My hourly rate after tax is about $50, let's say $60 for easy math. That means that returning a $7 item has to take less than 7 minutes to be worth it, less if there's other costs besides time. I'll easily spend that much time in the car.

In many (most?) cases time=money is a false equivalence because time spent doing something isn't necessarily always time you would be spending working, but the local postal services are only open during hours I would be working, so it's not a false equivalence in my case.

Receiving the item you ordered and paid for is easy and free. Returns are not.

Why are we even having this conversation? They sent me a box of clay when I ordered a car part. This isn't an ambiguous situation.


For the time you spent typing this comment you could have created a return and had UPS come pick up your package or in my experience, Amazon wouldn't have even required you to return the item and would have just sent you a replacement.

Also, I see your rationale and think you are really missing the point. You may have a small hourly rate of $60 and use that as justification but its complete garbage. I do better than that and I work with guys who literally make 10's of millions a year. Taking a preventable loss that only requires a phone call or a chat is foolish, even if it is $7.00.


If we're going to talk about missing the point: Which is the better way to prevent the loss?

1. Order item from Amazon, discover item is a block of clay, go through the Amazon returns process, reorder item, which may be a block of clay again.

2. Order item from a site that ships me the item I order instead of a block of clay.

So again, why are we talking about this? We can argue as much as we want about Amazon's return policies, but the return policy would be irrelevant if they had sent me the item I ordered instead of a block of clay.


Unless it's shipped direct by the seller in which case Amazon requires you to pay for shipping even if you have to send it all the way back to China. And they don't refund anything until the seller confirms it's received.

My fiancee had to ship a $20.00 dress that wasn't even the right color or anything like the picture back, costing $40.00, before Amazon would even refund her. And worse, the package actually bounced because the seller had folded at some point in the return period, so the package arrived right back on her doorstep. Because Amazon didn't have confirmation from the non-existent seller that the package had arrived at their non-existent company, she had to spend several hours on the phone with CSRs and different people haggling over what was essentially $60.00.

So no it isn't easy.


But if everyone that receives a counterfeit item returns it, that costs Amazon a lot of money (they have to pay to return it and pay to ship you a new one - all on their dime). By not returning it you are just playing into their hands. Not only did they not have to send you a legitimate item, that they can now sell to someone else, but they didn't have to pay the roundtrip shipping fees (plus someones salary to deal with it when they get it back).

And this isn't even touching on being nice to other people. That counterfeiter can keep on sending blocks of clay to other unsuspecting people and you did nothing to help stop them.


I left a comment above about how much of a pain in the ass it is to even get Amazon to issue a refund if the item isn't FBA. It took my fiancee over a month of calling them before she got anything.

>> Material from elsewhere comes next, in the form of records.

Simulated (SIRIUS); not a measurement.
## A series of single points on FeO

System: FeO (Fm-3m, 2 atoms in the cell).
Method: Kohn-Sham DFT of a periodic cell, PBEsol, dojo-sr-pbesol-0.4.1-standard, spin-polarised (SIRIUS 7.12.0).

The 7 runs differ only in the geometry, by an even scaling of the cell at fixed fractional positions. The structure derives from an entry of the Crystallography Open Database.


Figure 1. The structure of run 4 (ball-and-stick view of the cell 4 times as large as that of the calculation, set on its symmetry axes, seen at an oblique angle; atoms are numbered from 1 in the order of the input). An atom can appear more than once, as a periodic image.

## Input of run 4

Best bet is to just not buy anything from Amazon.


>My hourly rate after tax is about $50, let's say $60 for easy math. That means that returning a $7 item has to take less than 7 minutes to be worth it, less if there's other costs besides time. I'll easily spend that much time in the car.

This math is infuriating. Do you actually bill for every waking hour of your day? If not, this calculation is nonsense. My hourly rate is similar, but I only work 8 hours per day. I have plenty of time after work to do things like spend 7 minutes returning a cheap item. I have absolutely no desire to work 16 hour days even if I was paid overtime, so it's totally disingenuous to pretend that my time after work is worth the same exact rate as my "hourly" rate at work. (I'm actually salaried so if I did want to work more it would just decrease my hourly rate.)


Try reading the paragraph after the one you quoted.


Maybe it's just a lack of imagination on my part, but I can't imagine how that paragraph is actually true. When I'm in the Bay area, I take returns to the UPS store, which has pretty long hours. When I'm at my second home in the middle of nowhere, Amazon will schedule a pickup for free.


TBH I regret even dignifying the return idea with a response, because the return policy is a stupid distraction to begin with. The real point here is: it's better to order an item and receive that item, than to order an item and receive a block of clay instead. Is this really an argument we need to have? Return policy is irrelevant: if I had received the part I ordered I wouldn't have returned it.


One main benefit of a return is that it creates costs to Amazon (shipping, returns processing, then disposing of the returned product). I'd like to think this makes Amazon marginally more likely to do the right thing, because it takes the profit out of the problematic products.


Even better is to stop buying from Amazon in the first place.


Recent return to Amazon, my wife got me a Legos Creator kit (one with six sets of bags, probably 2500-3000 pieces). I started working on it, and was missing a piece. Now I'm pretty organized with my Legos. I open all of the bags for each step and keep the contents separate. I searched through all of the opened bags, the box, the floor and could not find it. Finally gave up, figuring it wasnt a critical piece and skipping for now wouldn't hurt anything. Started finding more and more missing pieces before realizing, I was missing a piece or two, but an entire bag of pieces.

My wife returned it and Amazon sent a replacement the next day. All my wife has to do for the return is drop it of at Kohls next time shes out running errands. Pretty painless really.


So, how does your return experience compare to not having to return at all, because you received a Legos Creator kit that has all the pieces?

Your experience is completely irrelevant. If Amazon didn't send out obvious counterfeits, you wouldn't have to return them, which is inherently easier than returning them no matter what the return process is.


Everything they do costs time. I have attempted to return several items to Amazon. One time they sent me a UPS label... but UPS wouldn't pick it up and I would have to walk it to a store. Another time it was a third-party vendor and I had to print the label myself, arrange for pickup, wait around for the pickup, etc... all because they sent me the wrong item. It is always a huge pain. Amazon's model is to get stuff to you, not to get it back from you.


Amazon returns are not always free. Oftentimes you have to pay shipping to return it.


This is only true for third-party sellers, right? I can't recall ever paying for a return for an item I purchased from Amazon.


Why are we talking about this?

I ordered a car part, I received a block of clay. This isn't a problem that is solved by any return policy.


Why do you keep saying that? You brought the topic up, don't do that if you're just going to get mad and say why are we talking about it over and over.

You became a sucker and helped contribute to others being suckers by doing absolutely nothing after very obviously getting scammed.


I made a mistake by bringing up returns.

The truth is, returns would be irrelevant if Amazon had done their job.


True, but throwing away the block of clay and never even notifying Amazon of any issue surely does less than nothing to solve the problem.


Why exactly is it my responsibility to make up for Amazon's misdeeds?